It was a servitude for which it seemed they would never be redeemed and they could have had no knowledge of the campaign already underway in their homeland to secure their return.
The fledgling trade union movement had been quick to act displaying an ability to organise that surprised many. Under the guidance of Robert Owen’s GNCTU and supported by a number of radical MP’s among the most prominent of whom were William Cobbett, Joseph Hume and Thomas Wakeley who maintained the pressure in Parliament they campaigned relentlessly on the men’s behalf.
On 24 March 1834 a rally was held in London which addressed by Robert Owen attracted 10,000 people. Soon after Owen along with other leading trade unionists and social reformers formed the London Dorchester Committee to raise funds to fight the legal case and secure the men’s return.
Their most immediate concern however, would be the welfare of the Martyr’s families.
Having no income with which to support themselves and their children the women had little option but to apply for poor relief but it was Squire Frampton who was responsible for its distribution and he did not look kindly upon them. Holding them to blame for their own distress he refused any help whatsoever, stating bluntly that if they could afford to pay the union dues then they could afford to feed themselves.
They begged him to reconsider but he would not, and so when no help from church or charity materialised they wrote with some urgency to the London Dorchester Committee:
“Tolpuddle has for many years been noticed for its tyranny and oppression and cruelty and now the union is broke up here. They mean us to suffer for the offences of our husbands.”
The Dorchester Committee responded with haste supporting the families from funds raised. They responded with a collective letter of thanks:
“Sir, on Tuesday last a gentleman came from London and relieved us £2.3s each, all equal alike, had it not been for this I cannot tell you what we should have done.”
On 21 April, a grand procession threaded its way through the streets of London to Copenhagen Fields where more than 100,000 people attended a rally carrying placards and where trade union banners were unfurled in open defiance of a government that had ordered the army be present and for thousands of Special Constables to line the route.

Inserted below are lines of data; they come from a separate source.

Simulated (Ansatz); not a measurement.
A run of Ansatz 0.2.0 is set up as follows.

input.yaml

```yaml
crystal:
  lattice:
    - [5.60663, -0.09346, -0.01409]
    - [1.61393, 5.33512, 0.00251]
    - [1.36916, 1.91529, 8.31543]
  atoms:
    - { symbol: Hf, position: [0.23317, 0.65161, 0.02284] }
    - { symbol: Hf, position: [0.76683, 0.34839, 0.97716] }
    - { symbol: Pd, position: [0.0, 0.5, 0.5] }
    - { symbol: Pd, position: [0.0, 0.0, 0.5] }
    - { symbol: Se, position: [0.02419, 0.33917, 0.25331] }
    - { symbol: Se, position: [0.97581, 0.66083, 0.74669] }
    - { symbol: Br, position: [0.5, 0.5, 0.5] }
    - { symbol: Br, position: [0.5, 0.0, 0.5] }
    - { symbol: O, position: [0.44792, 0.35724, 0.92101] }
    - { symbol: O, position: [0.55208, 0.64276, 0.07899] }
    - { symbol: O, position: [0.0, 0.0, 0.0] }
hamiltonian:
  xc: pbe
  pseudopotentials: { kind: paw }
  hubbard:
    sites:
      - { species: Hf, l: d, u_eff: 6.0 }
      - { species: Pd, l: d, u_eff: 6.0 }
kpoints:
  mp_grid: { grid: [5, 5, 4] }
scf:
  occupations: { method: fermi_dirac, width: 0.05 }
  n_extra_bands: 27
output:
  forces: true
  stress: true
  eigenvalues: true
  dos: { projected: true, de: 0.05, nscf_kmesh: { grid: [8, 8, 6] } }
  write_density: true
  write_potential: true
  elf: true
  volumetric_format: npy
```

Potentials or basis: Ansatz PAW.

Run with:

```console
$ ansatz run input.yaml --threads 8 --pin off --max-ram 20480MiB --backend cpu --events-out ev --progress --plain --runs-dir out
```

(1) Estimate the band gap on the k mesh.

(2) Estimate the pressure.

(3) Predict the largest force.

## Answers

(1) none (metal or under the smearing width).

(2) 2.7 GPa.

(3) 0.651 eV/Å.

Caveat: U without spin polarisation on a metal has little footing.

It was a show of strength and a tense stand-off ensued while the latest petition (one of sixteen in total) which Lord Melbourne refused to accept in person was delivered to Parliament.
The future mentor to the young Queen Victoria knew full well that the sentence passed upon the men from Tolpuddle could not be justified but he had tacitly approved the actions of the Dorchester Magistrates and was not inclined towards a mea culpa or to admitting his mistakes – as long as he remained in Office the protests would fall on deaf ears.
However, called upon by the King to form a minority Whig Administration by July 1834 Lord Melbourne had stood down as Home Secretary to become Prime Minister. The task of keeping unified an increasingly fractious Whig Party was difficult enough and he was glad to wash his hands of the Tolpuddle nonsense. His replacement at the Home Office was John William Ponsonby, Lord Duncannon, who as we have already seen was no friend to those he deemed outside the law.
By November however, he too had gone to be replaced by Lord John Russell, a more sympathetic character who was unwilling to take ownership of his predecessor’s mistakes.
In June 1835, he bowed to pressure and pardoned the six men but there were conditions attached one of which insisted that the convictions remain in place. The men who continued to maintain their innocence refused to accept any pardon that did not exonerate them of all wrongdoing.
It was a fight Russell was unwilling to engage in despite being counselled to the contrary on the grounds that bowing to the mob set a dangerous precedent. So, on 14 March 1836, King William IV acting on the recommendation of the Home Secretary granted the Tolpuddle Martyrs a full and absolute pardon – they could return home as free men.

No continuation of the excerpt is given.